What may we expect your company to reveal over the next few months?
Firefly is currently completing qualification of the Alpha first stage, our final milestone before the flight vehicle will be prepared for launch. We are looking forward to sharing progress updates as we continue the qualification process, including video of the full mission duty of the Alpha first stage, which starts 2020 on the test stand undergoing final checkouts before hotfire testing begins. Our Vandenberg team is making excellent progress on the launch site and we will be sharing updates as they move into wet dress rehearsals at the launch facility. The first Alpha launch will take place in 2020 from SLC-2W at VAFB.
What differentiates Firefly from other small satlaunch companies?
One of the primary differentiators for Firefly is that we are highly vertically integrated and our engineering, manufacturing and test facilities are all co-located near Austin, TX. This allows us to rapidly test and iterate components and systems of the Alpha launch vehicle.

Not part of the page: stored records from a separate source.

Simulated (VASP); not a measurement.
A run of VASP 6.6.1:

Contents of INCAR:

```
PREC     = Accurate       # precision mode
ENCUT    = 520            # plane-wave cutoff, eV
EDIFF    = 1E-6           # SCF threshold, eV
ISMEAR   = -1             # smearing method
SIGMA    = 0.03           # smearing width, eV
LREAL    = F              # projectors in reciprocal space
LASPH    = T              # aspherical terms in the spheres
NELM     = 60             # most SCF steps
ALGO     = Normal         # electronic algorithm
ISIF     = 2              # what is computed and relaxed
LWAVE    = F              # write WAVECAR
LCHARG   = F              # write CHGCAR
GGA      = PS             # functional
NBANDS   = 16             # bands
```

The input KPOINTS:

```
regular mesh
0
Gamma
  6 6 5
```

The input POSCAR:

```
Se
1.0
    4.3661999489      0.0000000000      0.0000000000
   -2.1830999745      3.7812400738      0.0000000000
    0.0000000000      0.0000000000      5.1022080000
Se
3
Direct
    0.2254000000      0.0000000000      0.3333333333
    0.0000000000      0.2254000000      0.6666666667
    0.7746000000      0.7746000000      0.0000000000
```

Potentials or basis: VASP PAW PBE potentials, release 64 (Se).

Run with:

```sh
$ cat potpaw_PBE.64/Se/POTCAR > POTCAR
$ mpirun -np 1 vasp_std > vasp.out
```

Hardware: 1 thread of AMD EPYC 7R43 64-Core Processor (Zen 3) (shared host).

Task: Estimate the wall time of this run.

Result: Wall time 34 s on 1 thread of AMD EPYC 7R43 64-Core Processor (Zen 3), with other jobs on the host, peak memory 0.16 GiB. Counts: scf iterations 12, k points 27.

We have performed extensive trade studies on each component of the Alpha vehicle and have selected the most efficient, both by time and cost, manufacturing process for each component. Where it makes sense to use additive manufacturing, we are. Where subtractive manufacturing provides the best efficiencies, we use that methodology.
We’ve selected composites for the main structural components of the Alpha, as the strength to weight ratio is superior to metallics and we can produce the entire air frame in less than nine days when we achieve full production cadence.
Finally, Alpha provides the lowest cost per kilogram and highest payload performance for any small launch vehicle in the advanced stages of development.